[hibernate-dev] The problem of cascading database reads

Fri Nov 23 04:44:39 EST 2012

Thanks Mark for this feedback.
That's a very long multi-proposal email :) We probably should try and
split it into several elements. Let me continue in line.

On Thu 2012-11-22 20:10, Marc Schipperheyn wrote:
> Network
> @OneToMany
> @IndexedEmbedded(includePaths={"id"})
>  List<User> users;
> 
> When a new User is added to the Network, all the existing Users have to be
> read from the database to recreate the Lucene document.
> 
> Another headache example is when a stored property that is used for
> selection purposes changes
> 
> LinkedInGroup
>  @Field(index=Index.YES)
> boolean hidden;
> 
> @OneToMany
>  @ContainedIn
> List<LinkedInGroupPost> posts;
>  @OneToMany
> @IndexedEmbedded(includePaths={"id"})
> Set<Tag> tags
>  LinkedInGroupPost
> 
> @ManyToOne
> @IndexedEmbedded(includePaths={"id","hidden"})
>  Group group;
> Assuming there can be hundreds of thousands of Posts, a change of hidden to
> true would trigger a read of all those records.

One approach that might work much better in this case is to use filters
rather than indexing hidden and using it in the query as restriction. I
imagine hidden is not selective enough which does not make for the best
use of an inverted index.

> * In the Network example, the includedPaths only contains the id. Looking
> at my own work, I often find that IndexedEmbedded references just stores
> the id and I believe we should think about optimizing this use case. In
> that case an optimized read from the database could be executed that just
> reads that value in stead of initializing the entire entity.

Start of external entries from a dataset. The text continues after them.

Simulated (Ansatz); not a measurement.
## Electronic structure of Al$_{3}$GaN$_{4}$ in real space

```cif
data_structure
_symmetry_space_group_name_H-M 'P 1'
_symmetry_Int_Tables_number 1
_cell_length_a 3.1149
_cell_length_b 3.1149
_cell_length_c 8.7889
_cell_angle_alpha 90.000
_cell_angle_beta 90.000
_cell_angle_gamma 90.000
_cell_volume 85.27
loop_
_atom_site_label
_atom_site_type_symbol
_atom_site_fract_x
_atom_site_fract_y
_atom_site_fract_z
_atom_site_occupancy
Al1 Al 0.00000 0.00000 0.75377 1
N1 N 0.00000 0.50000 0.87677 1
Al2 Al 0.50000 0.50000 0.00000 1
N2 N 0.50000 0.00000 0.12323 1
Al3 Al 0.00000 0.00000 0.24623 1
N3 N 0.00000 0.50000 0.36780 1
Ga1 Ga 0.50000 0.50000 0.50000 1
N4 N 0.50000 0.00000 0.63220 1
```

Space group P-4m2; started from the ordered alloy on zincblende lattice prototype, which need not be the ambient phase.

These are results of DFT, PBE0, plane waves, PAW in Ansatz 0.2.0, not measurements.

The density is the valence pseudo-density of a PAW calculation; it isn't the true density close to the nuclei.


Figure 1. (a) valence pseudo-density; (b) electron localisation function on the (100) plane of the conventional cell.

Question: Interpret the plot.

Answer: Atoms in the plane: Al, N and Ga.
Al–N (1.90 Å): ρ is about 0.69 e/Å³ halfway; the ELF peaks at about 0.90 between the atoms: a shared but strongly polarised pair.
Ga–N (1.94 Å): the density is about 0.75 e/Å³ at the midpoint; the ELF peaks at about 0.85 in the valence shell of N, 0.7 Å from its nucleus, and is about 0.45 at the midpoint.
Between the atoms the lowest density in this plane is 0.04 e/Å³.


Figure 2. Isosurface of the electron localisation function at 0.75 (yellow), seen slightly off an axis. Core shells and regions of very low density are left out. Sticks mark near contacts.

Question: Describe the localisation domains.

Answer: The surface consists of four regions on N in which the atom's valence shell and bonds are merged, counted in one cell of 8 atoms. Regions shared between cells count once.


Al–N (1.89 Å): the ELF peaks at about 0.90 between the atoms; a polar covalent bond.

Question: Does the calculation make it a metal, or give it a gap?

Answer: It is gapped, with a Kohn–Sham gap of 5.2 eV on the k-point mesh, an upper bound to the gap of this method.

I forgot what we said around includePaths and class level bridges but
that looks like a good idea. We might be able to look at the paths and
check if any of them contains an association. If not, we could use a
projection to query the meaningful data. That's not at all how Hibernate
Search works today so I imagine that could be a significant work but
this does not look impossible.

Can you open a JIRA issue for this.

> 
> This kind of "projection read" could be an optional setting even when
> includePaths contains non identifier values, assuming the developer knows
> which limitations this might entail (e.g. no FieldBridges, no Hibernate

Why do you say no FieldBridge?

> * Lucene Document update support is at an alpha stage right now
> LUCENE-3837. This effort could be supported by the Hibernate team or
> implemented at the earliest viable moment.

We are keeping an eye on it. Lucene 4 is a major departure from Lucene 3
so the conversion won't be easy and worse won't be fully transparent for
Hibernate Search users unfortunately.

> * A kind of JoinFilter is conceivable where the join filter would be able
> to exclude results based on selection results from another index.
> E.g. one queries the LinkedInGroupPost but the JoinFilter reads
> group.idreferences from the Group index (just reading the ones needed
> and storing
> them during the read) and excludes LinkedInGroupPosts based on the value of
> "hidden". I wonder if this approach could patterned or documented.

I am pretty sure fitlers is what you are looking at
http://docs.jboss.org/hibernate/search/4.2/reference/en-US/html_single/#query-filter

> 
> * The documentation could contain some suggestions for dealing with the
> issue of cascading initialization and how to deal with this in a smart way.

Sure, let's identify what we consider smart and update the doc.
Can you create a JIRA issue for that?

> * In the tests I have done, saving a LinkedInPostGroup where the
> indexedEmbedded attributes (id,hidden) are *not* dirty, all the posts are
> reinitialized anyway. The reason for this is that with a Set<Tag> the set
> elements are deleted and reinserted on each save even when they haven't
> changed. 

Hum, I believe it's true for the bag semantic but I'm surprised it's
true for Set. Besides, from what you are saying, you don't add nor
remove elements from the Set, you just change some non id value.

> It looks like Hibernate Search is not optimized to deal with this
> "semi-dirty" situation (Hibernate ORM treats a field as dirty when it
> really isn't). Nothing really changed in the relevant values for the
> document but because Hibernate needs to reinsert the set, it thinks so. I
> wonder if this use case can or should be optimized. If not, documentation
> should warn against using Sets.

Can you create a minimal test case and open a JIRA / pull request, this
needs to be investigated.

> 
> * When a document is recreated because one attribute is changed leading to
> all sorts of cascading database reads I often wonder: why? The reason is
> that the Index segments cannot e recreated for the indexed attributes. So
> we need to read them again. But what if those attributes are actually
> Stored in the original document and not dirty? Why not just read these
> values straight from the document with a single read in stead of executing
> a slew of database reads?

That might be true in some situations but FieldBridges are not
guaranteed to be non destructive in their stored data. So we cannot
generalize that necessarily.
We could explore this idea in a prototype. Again can you open a JIRA
issue?

Emmanuel